If the student is then having trouble and really flubbing on a certain TR, he might want to spend a bit more time on that one. But do not let him get stuck on trying to master one TR. The fault will be in an earlier TR or in the theory study of ARC and communication where something was not grasped or learned fully enough. So after he’s had a go at the TR he finds difficult and is still not making it, put him back to the beginning to restudy the basics on ARC and communication and then put him through TRs 0-4 and 6-9 again. He’ll come through it, and it needn’t be a long drawn-out business. In fact, it should not be.
You want him up to being able to apply his TRs passably in a co-audit session with a terminal of comparable case level and training to his own. That doesn’t mean your coaching or supervision is any less spot on. It doesn’t mean the co-auditor doesn’t give it the best he’s got, or that he’s permitted to be sloppy or chop up pcs. It does mean that you don’t demand of a person on a non-professional co-audit the same polish, the same expertise you’re going to demand of a student on an auditor training course who will need to perfect his comm cycle to the point where he can handle any case, any pc, any situation confidently and with ease.
Don’t confuse these two levels of TRs. Don’t let your professional auditors-in-training get by with anything less than perfect TRs.
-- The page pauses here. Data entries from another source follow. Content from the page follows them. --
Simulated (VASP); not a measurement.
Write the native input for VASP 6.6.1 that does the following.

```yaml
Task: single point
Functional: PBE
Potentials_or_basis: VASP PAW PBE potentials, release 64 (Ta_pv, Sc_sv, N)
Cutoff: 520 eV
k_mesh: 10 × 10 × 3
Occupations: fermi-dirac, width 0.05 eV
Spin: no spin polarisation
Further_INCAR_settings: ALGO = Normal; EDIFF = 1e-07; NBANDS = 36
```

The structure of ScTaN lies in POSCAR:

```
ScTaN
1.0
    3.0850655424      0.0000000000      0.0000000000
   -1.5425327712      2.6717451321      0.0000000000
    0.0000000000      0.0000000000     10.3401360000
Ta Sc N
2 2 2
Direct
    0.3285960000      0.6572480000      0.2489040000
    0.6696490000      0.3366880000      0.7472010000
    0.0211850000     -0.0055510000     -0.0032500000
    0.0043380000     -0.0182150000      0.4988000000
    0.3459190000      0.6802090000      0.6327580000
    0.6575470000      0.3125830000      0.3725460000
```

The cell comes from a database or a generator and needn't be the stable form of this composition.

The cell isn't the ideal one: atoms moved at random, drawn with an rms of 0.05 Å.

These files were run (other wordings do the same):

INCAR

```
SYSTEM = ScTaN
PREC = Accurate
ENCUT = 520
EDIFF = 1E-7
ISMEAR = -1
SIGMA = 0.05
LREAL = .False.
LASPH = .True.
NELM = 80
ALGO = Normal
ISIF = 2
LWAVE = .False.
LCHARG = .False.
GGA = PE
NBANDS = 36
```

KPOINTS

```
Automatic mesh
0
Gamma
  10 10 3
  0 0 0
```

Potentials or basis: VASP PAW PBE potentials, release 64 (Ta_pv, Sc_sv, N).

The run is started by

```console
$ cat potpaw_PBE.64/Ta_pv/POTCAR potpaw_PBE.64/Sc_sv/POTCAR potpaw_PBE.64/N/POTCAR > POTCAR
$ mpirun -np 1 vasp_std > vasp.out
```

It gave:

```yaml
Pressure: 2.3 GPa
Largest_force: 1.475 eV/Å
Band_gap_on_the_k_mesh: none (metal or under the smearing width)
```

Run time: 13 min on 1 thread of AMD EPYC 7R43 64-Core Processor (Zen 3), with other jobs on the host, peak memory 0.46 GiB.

But with the person who’s there to bootstrap his way through giving and getting some auditing any way he can, realize you’re not out to make a professional auditor of him — yet.
Get him to the point where he can handle a session passably. When he’s had some wins at that, when he’s discovered just what can be accomplished in auditing sessions, he’ll probably be reaching for professional auditor training. And that’s when you give him professional auditor TRs, done the hard way.
Keep Co-Audit TRs in their own sphere.